We get it. In an ideal world, your business’ Terms & Conditions prevail, with no opposition from the other party. One T&Cs to rule them all. A dream, often confronted with the reality of a relentless battle of back-and-forth emails, where your legal department is on a mission to protect your business. But this scenario might be different now. How?
On January 1st, 2023, the long-awaited Book V of the new Belgian Civil Code entered into force introducing some novelties, namely the “battle of forms.”
The battle of forms:
It is a situation that arises when each party wants its own general terms and conditions to apply in a contractual relation. The question then arises which general terms and conditions prevail.
It was never clear how to approach this situation, which has led to legal uncertainty, but most jurisdictions recommend the “knock-out” rule.
The “knock out rule” is described in Article 5.23 and means that the general terms and conditions of both contracting Parties apply, with the exception of the incompatible clauses, which can be set aside on either side and therefore should not be taken into account.
The legislator relies on the presumed common intention of the parties to conclude a contract, where general terms and conditions do not in principle constitute an essential or substantial component of the contract.
For the knocked-out clauses, the Parties will have to rely on Belgian Law. This is not always to the advantage of the Parties.
For example, in case of an incompatible liability clause, Article 5.86 provides for an unlimited liability regime, putting the debtor in an aggrieved position. In the same way, it is possible that clauses relating to delivery terms, termination of contracts, intellectual property, etc., could be dropped, with common law rules to be applied to replace these clauses.
This could be a nightmare for many contracting parties. Therefore, it is always advisable to negotiate and agree on terms and conditions, as negotiated terms and conditions always take precedence according to the law.
There is an important exception on the “knock out” rule, namely a Party could inform the other Party explicitly in advance or without undue delay after receipt of the acceptance that they do not wish to be bound by the general terms and conditions of the other Party.
In that case, the knock-out rule will no longer apply, and no contract will be formed in case of incompatible general terms and conditions.

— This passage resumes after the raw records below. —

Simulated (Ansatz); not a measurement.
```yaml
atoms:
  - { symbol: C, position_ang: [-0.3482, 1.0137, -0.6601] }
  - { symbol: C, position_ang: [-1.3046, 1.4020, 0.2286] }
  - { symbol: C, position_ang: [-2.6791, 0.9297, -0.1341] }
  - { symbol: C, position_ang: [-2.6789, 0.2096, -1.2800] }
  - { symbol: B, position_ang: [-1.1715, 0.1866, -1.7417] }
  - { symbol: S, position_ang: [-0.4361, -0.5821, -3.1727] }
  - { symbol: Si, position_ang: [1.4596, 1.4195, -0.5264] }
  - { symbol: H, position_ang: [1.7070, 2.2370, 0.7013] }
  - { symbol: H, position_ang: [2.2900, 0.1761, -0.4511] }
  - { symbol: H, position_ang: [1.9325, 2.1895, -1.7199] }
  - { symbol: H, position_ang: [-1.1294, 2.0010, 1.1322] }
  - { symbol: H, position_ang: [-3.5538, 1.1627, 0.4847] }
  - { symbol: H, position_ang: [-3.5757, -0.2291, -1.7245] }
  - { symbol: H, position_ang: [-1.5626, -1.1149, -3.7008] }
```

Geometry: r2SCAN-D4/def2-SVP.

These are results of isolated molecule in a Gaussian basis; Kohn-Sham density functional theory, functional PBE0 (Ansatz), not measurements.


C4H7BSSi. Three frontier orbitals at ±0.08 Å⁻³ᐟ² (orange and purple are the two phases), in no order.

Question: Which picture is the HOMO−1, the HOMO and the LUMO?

It should be clear that this exception is not valid if only the general terms and conditions stipulate that a Party does not want to be bound by the other Party’s general terms and conditions.
Let’s Conclude !
So, there are two sides to the knockout rule.
- On the one hand, the rule provides certainty that a deal can be concluded despite conflicting general terms and conditions.
- But on the other hand, important clauses can be excluded due to inconsistency, leading to a fallback to the common law, which can have major consequences.
Therefore, it is important to negotiate and draft terms and conditions by mutual agreement so that there are no surprises for either party.